A contract is an agreement between two parties in which a legal obligation is created for each of them to perform specific acts. These specific duties could include rendering a payment, or delivering goods. In order for a contract to be legally enforceable, each party must exchange something of value. This is legally referred to as consideration. Contracts may be oral or written; however, courts prefer that agreements be put into writing, and there are some contracts that are only legally enforceable if they are in writing.
Breach of contract occurs when one or both of the parties involved fails to uphold their agreed upon duties. Duty can refer to just about anything, but it typically refers to a payment, good, or service, as mentioned above. Some common breaches include failure to perform duties or impossibility (one party makes the other party’s duties impossible to perform). A breach could be either partial or impartial, and the legal consequences for each of these types of breach differ.
Before you can determine if you have a breach of contract case, you will need to thoroughly read and review the entire contract. Take note of any especially relevant information, such as the duties of each party and any terms regarding the breach.
The next step is to determine if the contract already contains language or instructions providing a remedy. Most contracts will contain a section in them stating what will happen if the parties breach. This section is often referred to as the remedy section, and also may include mandatory arbitration and damages.
If you are the breaching party, and you are aware of that, you have an obligation to inform the other party of the breach, before they encounter the breach themselves. If you are not the breaching party, and you discover a breach, the court will generally prefer that you inform the breaching party before taking them to court.
This is so the breaching party is given a chance to fix the breach without any legal consequences. In doing so, and giving the other party the benefit of the doubt, the court is more likely to favor the non-breaching party when making decisions regarding the breach.
There can also be instances of unclean hands, which is when the non-breaching party made an intentional and purposeful attempt to make the situation worse in order to maximize the damages. Under this doctrine, neither party would be found liable because both parties have “unclean” hands, or in other words, both parties committed wrongdoings which lead to the breach.

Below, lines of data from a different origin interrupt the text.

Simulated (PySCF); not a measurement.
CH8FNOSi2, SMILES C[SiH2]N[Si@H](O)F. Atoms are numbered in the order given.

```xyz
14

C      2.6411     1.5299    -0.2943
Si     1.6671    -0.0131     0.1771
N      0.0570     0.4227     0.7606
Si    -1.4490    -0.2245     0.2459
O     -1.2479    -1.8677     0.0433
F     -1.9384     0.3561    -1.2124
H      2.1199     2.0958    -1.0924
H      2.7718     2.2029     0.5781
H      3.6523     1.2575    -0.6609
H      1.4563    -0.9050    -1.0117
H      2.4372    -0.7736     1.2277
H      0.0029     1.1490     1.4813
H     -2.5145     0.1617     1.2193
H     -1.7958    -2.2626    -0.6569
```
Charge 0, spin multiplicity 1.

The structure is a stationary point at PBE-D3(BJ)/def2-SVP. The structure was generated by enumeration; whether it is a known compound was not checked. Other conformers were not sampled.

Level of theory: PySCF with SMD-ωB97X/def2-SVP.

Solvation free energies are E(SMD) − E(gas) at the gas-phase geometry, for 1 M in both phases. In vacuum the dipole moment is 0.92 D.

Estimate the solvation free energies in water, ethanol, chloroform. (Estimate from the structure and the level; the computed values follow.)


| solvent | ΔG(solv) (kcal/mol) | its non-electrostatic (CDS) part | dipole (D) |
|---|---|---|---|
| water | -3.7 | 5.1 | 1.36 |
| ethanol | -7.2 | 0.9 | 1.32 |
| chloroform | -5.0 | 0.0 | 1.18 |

The most common penalties for breach of contract include:
- Monetary Damages: The court awards a sum of money for the breach. This is also referred to as “expectancy damages.” Compensatory damages are the most common. Compensatory damages occur when the court awards the non-breaching party what they were originally promised in the contract, but were not going to receive because of the breach. Punitive damages are not generally awarded in contract disputes unless the case is extreme, such as fraud. Restitution damages are also common. Restitution damages are when the non-breaching party is awarded the amount that they paid, and the breaching party restores the money that they took;
- Specific Performance: This refers to an instance in which the court forces the breaching party to perform the duty, or deliver the goods or service, they agreed to in the contract;
- Nominal Damages: This remedy occurs when there are not any actual monetary damages, or when the amount of out of pocket damages are very low-sometimes as low as one dollar. The court would usually award nominal damages because the Plaintiff has requested that the breach be on record;
- Liquidated Damages: This refers to an amount of estimated damages that the parties agree upon at the time of signing the contract;
- Quantum Meruit: The non-breaching party is awarded an amount which is correlated to the reasonable value of the service they provided; or
- Cancellation: This refers to a clause within the contract which states the amount of compensation that will be owed to the non-breaching party if the breaching party decides to cancel the contract.
Remedies for breach of contract can be divided into legal remedies and equitable remedies. Legal remedies consist of monetary damages for economic losses, such as those described above. Equitable remedies refer to one party being compelled to take action in order to correct the breach, such as cancelling the old contract and drafting a new one, or rewording the old agreement.
A knowledgeable and qualified business attorney can help draft contracts, as well as assist with contract negotiations, which could prevent any breaching or disputes before they occur. If a contract dispute does occur, the attorney can review the contract to identify the breach and offer solutions. Further, an experienced business attorney will represent you in court, if necessary.